There is no disputing how important the aviation industry is to the U.S. and world economy.
The aviation industry supports 65.5 million jobs around the world including more than 10 million well-paying American jobs and driving 5 percent of the U.S. gross domestic product and nearly $1.7 trillion in annual economic activity.
Globally, commercial airlines carried more than 4.5 billion passengers in 2019 and are expected to generate 581 billion U.S. dollars in global revenue in 2020. Air transportation also plays an important role for tourism, contributing to economic growth, especially in developing countries. The number of international tourist arrivals increased from 1.32 billion arrivals in 2017 to 1.4 billion in 2018; more than half of tourists chose to reach their destination by air transportation.
Included within these impressive numbers are General Aviation’s strong contribution to the U.S. Economy.
A study recently conducted by PricewaterhouseCoopers LLP, 1 determined that general aviation supports a total 1,179,200 jobs and a total of $246.8 billion in total economic output in the U.S.
“General aviation continues to be a positive contributor to our nation’s economy and benefits thousands of communities,” said Mark Baker, AOPA president and CEO. “We must also continue working together to inspire the next generation of pilots and aircraft technicians and recognize this uniquely American industry and its exceptional impact on our country.”

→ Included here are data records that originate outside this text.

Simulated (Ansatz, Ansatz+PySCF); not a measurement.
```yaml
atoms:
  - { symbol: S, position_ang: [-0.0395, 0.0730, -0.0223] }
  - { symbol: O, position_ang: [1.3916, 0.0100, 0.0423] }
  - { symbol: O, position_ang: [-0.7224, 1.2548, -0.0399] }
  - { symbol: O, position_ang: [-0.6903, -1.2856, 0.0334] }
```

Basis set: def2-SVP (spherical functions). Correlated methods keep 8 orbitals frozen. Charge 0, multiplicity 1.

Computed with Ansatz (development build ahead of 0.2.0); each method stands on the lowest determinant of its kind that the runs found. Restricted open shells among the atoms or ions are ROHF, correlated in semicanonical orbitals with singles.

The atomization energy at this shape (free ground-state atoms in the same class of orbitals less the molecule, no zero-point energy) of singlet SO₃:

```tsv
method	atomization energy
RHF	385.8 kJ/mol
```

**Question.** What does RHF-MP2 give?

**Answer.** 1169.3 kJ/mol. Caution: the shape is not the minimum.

“This report confirms that general aviation is an economic powerhouse in America,” said Jack J. Pelton, CEO and chairman of the board for the Experimental Aircraft Association. “More than the impressive numbers, however, general aviation represents the best of our country: Innovation, freedom, and a continuing reach toward progress that is encompassed by individuals pursuing their own dreams of flight.”
“As this important study reminds us, general aviation remains an essential and powerful contributor to our nation’s economy, providing critical services to citizens, companies and communities across the country,” said National Business Aviation Association President and CEO Ed Bolen.
Boeing CEO Dennis Muilenburg believes a growing shortage of pilots represents “one of the biggest challenges” facing the airline industry. Boeing has projected that aviation will need 790,000 new pilots by 2037 to meet growing demand, with 96,000 pilots needed to support the business aviation sector. With the projected growth in air traffic, and as current industry professionals retire, there will be a need to recruit and train thousands of new staff. Airlines need more staff, particularly in highly skilled roles such as pilots and maintenance technicians.
Bob Seidel, an experienced pilot and CEO of air charters company Alerion Aviation, says the pilot shortage also threatens private aviation. Higher standards pit private and business aviation against commercial airlines, all competing for a dwindling pool of qualified pilots. Baby Boomer pilots who are the largest number — almost 50% of the pilots flying today — are about to retire. And over the next 20 years, commercial passengers are going to double.
It’s been well established that the aviation industry is a leading driver in today’s economy – an industry that is expected to continue to grow. And in order to sustain its own successes, the search for much needed new pilots is already taking place.
And where will these pilots come from? You guessed it, from flight schools and small general aviation airports across the land. Just like our beloved Old Bridge Airport.